Social Media can be a smoking gun. It is up to us to decide if we want it to work in our favor or work against us. There are great advantages living in a World of social media if we don’t allow Social Networks to be a pitfall. We must continually exercise caution. The virtual space may seem imaginary because we cannot stand in it or experience it on a tangible level, but it is very real and can lead us to our demise if we allow it. Everything is not meant to be shared with others.

Wednesday, February 17, 2010

The Ups and Downs of Wedding Planning

A few weeks ago me and my bethrothed planned our Engagement Party. Much to our dismay we had alot more people RSVP attending then actually showed up. At the time I was very upset. Out of emotion I ended up writing a Blog on my Wedding Website about how I felt in that moment. The Blog expressed my fustration as well as my disappointment. I figured if I posted this entry on my wedding website my family, friends and aquantainces that didn't bother to show could see how angry I was and how thier behavoir affected me. At the time I was very hurt because I felt as though people's failure to RSVP was a reflection on how they felt about me. I have always believe that actions speak louder than words and the actions of the people that didn't show hurt me. I believe I felt this way because I realize how important it is to inform the host of you intentions if you plan on attending or not.


Moreover, although I have moved on from that time I did think I it was important to write about my reaction to people's failure to RSVP. I didn't realize how harsh my reaction was until I was told by 3 people very close to me. I have been told a thousand times how stressful wedding planning could be but I didn't actually feel strss until that moment hit me. Here is the letter I wrote below: (Please be advised that I realize the harness of this letter but in my defense I turned into Bridezilla at the time.....lol)





Repondez, S’il Vouz Plait

In today’s society there seems to be a constant stream of inconsideration. I am normally a very optimistic person. I am the type that sees the good in life first. With that being said you are probably wondering what caused me to write such a subject. Well allow me to tall you about a recent experience that I have encounter far too many times for me not to address it.
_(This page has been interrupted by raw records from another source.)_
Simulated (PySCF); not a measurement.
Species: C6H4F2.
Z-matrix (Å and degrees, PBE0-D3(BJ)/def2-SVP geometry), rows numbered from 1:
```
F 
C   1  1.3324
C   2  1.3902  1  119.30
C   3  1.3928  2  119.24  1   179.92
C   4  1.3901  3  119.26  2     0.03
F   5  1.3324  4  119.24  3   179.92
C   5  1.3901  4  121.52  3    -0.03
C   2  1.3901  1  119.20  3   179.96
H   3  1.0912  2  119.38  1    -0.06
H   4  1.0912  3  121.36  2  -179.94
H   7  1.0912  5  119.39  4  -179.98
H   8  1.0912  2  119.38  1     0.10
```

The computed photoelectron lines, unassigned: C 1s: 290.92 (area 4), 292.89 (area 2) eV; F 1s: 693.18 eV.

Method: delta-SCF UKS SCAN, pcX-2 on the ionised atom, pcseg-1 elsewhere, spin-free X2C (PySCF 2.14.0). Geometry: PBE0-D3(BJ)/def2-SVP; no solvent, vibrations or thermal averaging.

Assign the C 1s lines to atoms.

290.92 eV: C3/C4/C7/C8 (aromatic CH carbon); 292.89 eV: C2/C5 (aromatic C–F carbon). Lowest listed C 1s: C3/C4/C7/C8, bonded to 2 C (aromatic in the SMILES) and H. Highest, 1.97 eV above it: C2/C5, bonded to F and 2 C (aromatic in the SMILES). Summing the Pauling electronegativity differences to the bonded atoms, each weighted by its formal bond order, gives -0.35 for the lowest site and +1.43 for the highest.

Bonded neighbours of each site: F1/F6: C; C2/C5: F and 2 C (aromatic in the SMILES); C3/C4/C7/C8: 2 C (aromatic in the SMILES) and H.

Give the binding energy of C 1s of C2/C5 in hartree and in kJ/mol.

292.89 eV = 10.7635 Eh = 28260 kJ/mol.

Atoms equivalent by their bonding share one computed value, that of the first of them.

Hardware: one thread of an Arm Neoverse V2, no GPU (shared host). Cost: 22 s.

On December 19th, 2009 I had the opportunity to celebrate my engagement to my fiancé Derrick with an engagement party. The event was wonderful and intimate. I felt very thankful that some of my closest friends and acquaintances found the time to celebrate such a wonderful milestone with my fiancé and me. Although it was a wonderful and blessed event I found my spirit a bit troubled by the RSVP factor. Originally when I invited people to this event I felt as though these were some of the people that were closest to me. Over 35 said they would be in attendance and only 13 people showed up. I guess this is what people mean when they say you will find out who your real friends are when you plan a wedding. Now don’t get me wrong I am sure that things come up and people have legitimate reasons for not attending but what happened to common courtesy.


Today it seems as society is growing numb to the feelings of others. It was not that I didn’t have a lovely time. Indeed I did. Nothing was taken away by there being a smaller number but there was time, effort and, money involved planning for people who failed to show up. These are resources that we cannot get back and most people don’t even take the time to think about how their actions affect people.


It is about more than an RSVP. It is about considering others. I guess people don’t think about the big picture. This is not some high school party but an engagement party that. What stick out in my mind the most is that you think enough of people to invite them to a special event but they don’t think enough of you to even say that they will not be able to attend a party. A simple text message, email or phone call to inform the host of your intentions can go a very long way.


After this event I am seriously considering re-vamping the guest list. There are some invitations that I planned on sending out that I know I will not as a result of this. Why even waste a stamp on people that don’t even think enough of you to inform you of their intentions. The thing that hurts the most is when you invite family to these events and they don’t even acknowledge you or apologize for the wasted time, money and hurt feelings. I guess the ones closest to you will hurt you as well. I guess as though it would seem impolite if I were to retract some wedding invitations but it is also very impolite to respond yes to someone and then leave them hanging.


I truly wish that some people would take a course on etiquette. Some might say why you are so upset when you had a nice party? It is simply the principle. This has happened too many times and has caused me to re-evaluate those whom I communicate with on a frequent basis. “RSVP” clearly means to reply one way or the other. It does not mean reply if you feel like it or only if you are coming.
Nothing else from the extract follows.